Mini-me to Google's Dr. Evil...
Mini-me to Google's Dr. Evil...
WebGL is a bit of a security liability. It's not hard to write something in WebGL that will leave a device unresponsive or crash it. There was an advisory about this not long ago, and I've seen examples that kill a box when running chrome. Put that on a mobile, where it's going to leave the device in a locked-up, battery draining, possibly even battery exploding state... that's not really wise is it?
Clearly the technology is in there, and since Apple will be vetting iAds that's one place where it's safe to use it. Wonder if it'll be available to app developers too then? And how long will it take to get WebGL to a slightly safer state?
By only allowing it in iAds, Apple provides a differentiator that they can use to get more advertisers to buy into their platform.
As for a malicious app that would lock a mobile device and pemanently drain the battery, that's nonsense. Any sane user, upon having their device lock up, would simply hold down the standard, internationally recognized power button... oh, wait, iPhone doesn't have one of those. Well, then you could just remove the battery... oh, wait, can't do that on an iPhone. You could, of course keep these directions handy: http://www.wikihow.com/Hard-Reset-an-iPhone. But I suppose that's too technical for fanbois. So we'd better keep the technology out of their hands until it can be fully sanitized.
Or maybe like I said before, Apple is just trying to drum up iAd sales.
At any rate, I'm more interested in how Apple makes it available through iAds and not elsewhere. Is there a verification server, a cached whitelist, or is it something as simple as sniffing an element or attribute?
My guess is it's something that can be fudged, and someone will do so within a day or two of release.
iAds don't exist in the browser. They show up in apps only, and have to be approved pre-deployment. It's highly unlikely that bad WebGL would screw up a device sufficiently that a hard reset would be needed (I don't remember ever having to hard reset an iPhone, though older iPods required it periodically), but it's entirely possible that they're unclear about the security of their WebGL renderer for now. There have been proof of concepts demonstrating the ability to do very nasty things with WebGL (generally due to flawed, or at least overly-trusting, graphics drivers.

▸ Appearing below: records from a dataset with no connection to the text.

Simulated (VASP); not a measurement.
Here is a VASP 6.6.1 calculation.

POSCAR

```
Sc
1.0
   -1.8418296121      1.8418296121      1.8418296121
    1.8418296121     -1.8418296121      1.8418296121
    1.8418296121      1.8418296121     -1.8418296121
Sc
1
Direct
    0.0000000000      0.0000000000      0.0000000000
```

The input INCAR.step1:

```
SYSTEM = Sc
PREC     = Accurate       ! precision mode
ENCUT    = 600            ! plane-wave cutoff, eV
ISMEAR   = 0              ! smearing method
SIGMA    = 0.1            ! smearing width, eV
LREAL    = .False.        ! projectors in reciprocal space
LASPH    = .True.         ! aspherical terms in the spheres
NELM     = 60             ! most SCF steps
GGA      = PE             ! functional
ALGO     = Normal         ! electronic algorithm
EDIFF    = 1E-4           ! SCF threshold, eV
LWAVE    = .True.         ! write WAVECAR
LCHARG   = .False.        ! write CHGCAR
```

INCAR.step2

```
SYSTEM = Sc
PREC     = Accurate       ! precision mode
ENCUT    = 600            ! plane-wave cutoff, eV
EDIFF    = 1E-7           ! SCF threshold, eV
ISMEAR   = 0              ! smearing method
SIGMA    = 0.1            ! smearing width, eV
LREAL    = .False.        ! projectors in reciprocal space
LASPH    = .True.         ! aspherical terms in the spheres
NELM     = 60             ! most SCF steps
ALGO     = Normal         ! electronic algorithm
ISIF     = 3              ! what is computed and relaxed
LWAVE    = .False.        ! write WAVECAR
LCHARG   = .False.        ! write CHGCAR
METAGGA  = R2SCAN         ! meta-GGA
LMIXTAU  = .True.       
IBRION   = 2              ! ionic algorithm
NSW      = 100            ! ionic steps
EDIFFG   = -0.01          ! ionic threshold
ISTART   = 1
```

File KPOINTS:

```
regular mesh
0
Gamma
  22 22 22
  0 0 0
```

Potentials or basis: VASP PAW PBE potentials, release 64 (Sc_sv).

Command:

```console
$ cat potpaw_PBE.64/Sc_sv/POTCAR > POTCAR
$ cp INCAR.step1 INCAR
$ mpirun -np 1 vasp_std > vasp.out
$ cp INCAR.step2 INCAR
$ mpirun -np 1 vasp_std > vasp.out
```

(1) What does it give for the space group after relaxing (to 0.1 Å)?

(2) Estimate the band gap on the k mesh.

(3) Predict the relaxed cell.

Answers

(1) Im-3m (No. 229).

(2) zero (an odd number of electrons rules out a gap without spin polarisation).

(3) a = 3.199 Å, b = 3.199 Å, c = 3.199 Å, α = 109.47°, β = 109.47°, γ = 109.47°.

<Fail>Any sane user, upon having their device lock up, would simply hold down the standard, internationally recognized power button</Fail>
Used an iPhone? Ever? Really? Suuuuuuuure.... then you'd know that there is a power button on the top... just like on the iPad and iPod (touch, nano, but not classic), that you can use to turn it off. In fact I've used mine very successfully on a number of occasions. Sure its not a "big red" power off button, but I think you'll find that most devices don't have those now... nope just checked my 2 laptops - different non-standard power buttons on those. Oh wait, yeah my xbox one is green, the wii is yellow and the PS3 one is black. Yep nice and standard there too....
Get a grip and whine about things that dont show you up to be anti-<insert company name here>. **sigh**
On 10% of browsers, advertisements will crash your homepage. We're one step closer to an ad-free internet! The next step? Make it 100% of browsers, and deprecate the SMTP protocol.
...nothing else. If this is how Apple wants to drum up their nonexisting iAd revenues then they are banking on the stupidest advertisers only, I think.
As a side note I think Apple has no clue about mobile ad business - they have learned this the hard way during the past year: after big introduction last year it didn't get a single mention at WWDC so it's obviously a huge flop (Steve "Freedom from Porn" Jobs never admits errors.)
Moreover I don't think they actually like his ad-based ecosystem at all - it eats into their super-profitable wallet garden App Store sales. Witness this as new Mail was introduced with "No ads" as a feature and even the Puritan-In-Chief proudly reaffirmed their anti-ad stance:
“No ads,” he boasted. “We build products that we want for ourselves, too, and we just don’t want ads.”
I have a free app in the store, uses both iAd and adMob. iAd brings in more money, even with a lower fill rate (which makes the customers happy)
The "No ads" policy on Apple's services is just a reflection of how they've always worked. Have you ever seen them advertising for others on their machines? Crappy trialware? Stickers? Nope.
I doubt Apple will open WebGL up for general use. It will open iOS up to apps and games that aren't controlled and taxed by the App Store.
iAds generates revenue for Apple, so they get access to the 3D hardware while everyone else who hasn't paid the 30% tax do not.
As for the potential security issues surrounding WebGL, it honestly is a load of crap. Any API exposed by a browser should be hardened against abuse and malfunction by being inside the browsers security system. For example, the WebGL API calls should be checked then passed on to the OS native 3D system, not blindly handed off. It is a browser, it's expected to be secure before fast.
Recommended reading before spouting off nonsense:
Security's an issue, but there's no avoiding the convenience for restricting functionality.
I'll warrant it has less to do with security, and more to do with cannibalisation of App Store sales.
With Facebook expected to kick off it's own app store for iOS, using web apps, Apple will be all to aware that they can't control every possible ecosystem, so they'll do everything they can to reduce the flexibility of web-based apps and games.
So they can compete with Flash ads on other systems...
That'll be way less annoying than Flash pop-ups.
OTOH all mobile browser I have tested on my Xperia had popup-blockers enabled by default.